Advent Thoughts
- revpdr
- Dec 6, 2024
- 2 min read

[Last Judgement, Hieronymous Bosch]
Quite a few of the customs we associate with Advent in the Anglican Church are of relatively recent coinage. The medium blue vestments, for example, that one sees so often today appeared around 1990 to differentiate the season from the violet of Lent. The Advent wreath with its candles is a 19th century German domestic custom which was adopted and adapted to church use in the mid-twentieth century. Whilst Advent Carol Services, Christingle, and other popular devotions of this kind were largely byproducts of the Liturgical Movement of fifty years ago. Even the custom of preaching on heaven and hell, death and judgement, the Four Last Things, is not that old a custom going back, in the Anglican tradition to the mid-1800s.

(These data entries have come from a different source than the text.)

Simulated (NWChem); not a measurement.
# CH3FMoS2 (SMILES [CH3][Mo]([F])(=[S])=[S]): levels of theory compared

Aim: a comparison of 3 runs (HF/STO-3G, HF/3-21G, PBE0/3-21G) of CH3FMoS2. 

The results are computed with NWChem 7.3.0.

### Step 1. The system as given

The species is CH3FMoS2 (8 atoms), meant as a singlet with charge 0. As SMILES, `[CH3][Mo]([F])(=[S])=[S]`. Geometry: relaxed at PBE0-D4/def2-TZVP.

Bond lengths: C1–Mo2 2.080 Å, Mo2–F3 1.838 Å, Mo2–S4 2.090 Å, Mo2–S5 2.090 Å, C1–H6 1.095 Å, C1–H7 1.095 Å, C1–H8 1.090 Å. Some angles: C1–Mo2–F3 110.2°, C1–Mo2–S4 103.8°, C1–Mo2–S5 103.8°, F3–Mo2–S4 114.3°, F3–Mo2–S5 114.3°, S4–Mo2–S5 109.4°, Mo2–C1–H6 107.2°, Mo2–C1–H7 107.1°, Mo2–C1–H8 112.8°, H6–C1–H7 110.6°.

Looking at the Prayer Book Epistles and Gospels for the season we see the older purpose of Advent - it is a season of expectation. This is further emphasized by the word that crops up repeatedly in Advent hymns - 'come' - usually as a prayer for the advent of the Messiah, the one who in His own body reconciled God and man. It reminds us that Christianity is an incarnational religion in which the supreme fact of history is, as the Christmas Gospel proclaims, that 'the Word became flesh and dwelt among us, and we beheld his glory; glory as of the only-begotten of the Father, full of grace and truth." By his incarnation Jesus reconciled God and man, perfecting our human nature, and then offering it as the one perfect sacrifice once offered for the sins of the world. Because Christ shared our human nature, His benefits can be applied to us with forgiveness, grace, mercy, and eternal life flowing through him to those who have been baptized an believe. Our union with Him through baptism and the Holy Spirit allows us to be incorporated into His life so that we escape that subjection sin, Satan, and death that came through Adam's disobedience.
As we go through Advent we hear about both the expectation that surrounded His first coming, and look forward to His second coming in which the Kingdom of God will be revealed to all people. We used to be taught to fear the judgement that Christ's return will bring on the living and dead, but if one has been baptized and truly believes, then His return is nothing to fear, because we have already been accept through Him.